Best Ever Hindi Films by Women Directors

Last updated on: July 14, 2011 19:17 IST

Image: A still from Sparsh. Inset: Sai Paranjpye
Raja Sen in Mumbai

Women make movies too. Unfortunately, not quite as often.

With Zoya Akhtar's Zindagi Na Milegi Dobara hitting screens this Friday, we thought we'd take a look at the best Hindi-language films made by women, and found disturbingly few nominees. However, this is a time of hope, and to all those young women making movies now -- Zoya, Kiran Rao, Nandita Das -- here are 10 films to look at and be inspired by, 10 very significant films.

Here, in no particular order, are 10 films made by women. And the sheer range on display is laudable.

Sparsh (1980)
Director: Sai Paranjpye

A delicately sensitive work of art depicting a pure, flawed, fantastical romance, and one that makes us question which of us has vision and what we choose to see with it.

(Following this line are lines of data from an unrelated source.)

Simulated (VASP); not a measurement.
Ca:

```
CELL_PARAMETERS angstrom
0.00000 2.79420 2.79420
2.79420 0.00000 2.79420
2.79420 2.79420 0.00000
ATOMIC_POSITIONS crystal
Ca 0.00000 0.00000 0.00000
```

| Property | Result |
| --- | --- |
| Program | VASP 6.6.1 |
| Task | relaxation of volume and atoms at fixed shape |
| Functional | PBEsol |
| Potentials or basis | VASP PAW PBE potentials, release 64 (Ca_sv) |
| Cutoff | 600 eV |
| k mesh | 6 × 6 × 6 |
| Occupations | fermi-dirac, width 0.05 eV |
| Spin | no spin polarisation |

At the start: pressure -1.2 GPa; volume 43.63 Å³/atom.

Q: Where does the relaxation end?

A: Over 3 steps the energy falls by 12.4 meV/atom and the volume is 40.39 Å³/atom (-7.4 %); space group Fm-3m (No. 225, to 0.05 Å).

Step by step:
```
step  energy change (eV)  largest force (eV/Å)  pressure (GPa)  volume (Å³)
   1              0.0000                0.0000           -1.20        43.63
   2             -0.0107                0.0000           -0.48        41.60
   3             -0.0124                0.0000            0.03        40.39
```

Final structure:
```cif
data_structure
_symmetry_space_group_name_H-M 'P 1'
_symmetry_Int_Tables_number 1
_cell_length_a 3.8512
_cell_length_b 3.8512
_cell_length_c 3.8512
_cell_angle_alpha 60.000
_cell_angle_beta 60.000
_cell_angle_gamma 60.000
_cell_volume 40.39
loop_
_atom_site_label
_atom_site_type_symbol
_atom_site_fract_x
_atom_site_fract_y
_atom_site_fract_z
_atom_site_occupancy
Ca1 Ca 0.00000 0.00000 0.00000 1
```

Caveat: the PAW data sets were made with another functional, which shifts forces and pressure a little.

Naseeruddin Shah, in one of the greatest screen performances, plays a blind principal and Shabana Azmi, his visually-unimpaired heroine, provides a perfect foil to his character in this deeply stirring drama.

Om Shanti Om (2007)

Image: A still from Om Shanti Om (inset) Farah Khan

Director: Farah Khan

Farah Khan knows entertainment, and this film delivers it all with larger-than-life Manmohan Desai sized dollops of cheese.

A rollicking tribute to 1970s Bollywood, the film peppered with in-jokes features the biggest movie star in the world playing a starry-eyed extra who dies and is reincarnated to realise that being born a Kapoor makes for a whole different Bollywood experience.

Katha (1983)

Image: A still from Katha (Inset) Sai Paranjpye

Director: Sai Paranjpye

A simple tortoise and hare tale set in the necessarily cosy environs of a tightly crammed Mumbai shawl, this one was made special both by Paranjpye's casting against type and by the way cynicism and na vet walked hand in hand.

It's a bittersweet fable, and Naseer and Farooque Shaikh are fabulous.

Salaam Bombay (1988)

Image: A still from Salaam Bombay. Inset: Mira Nair

Director: Mira Nair

Mira Nair's strikingly close look at children living in the underbelly of Bombay city was a revolutionary, visceral punch to the gut for anyone watching, be it in South Bombay or the South of France, at whose Cannes festival it won not only the audience award but also the Golden Camera award for best first film.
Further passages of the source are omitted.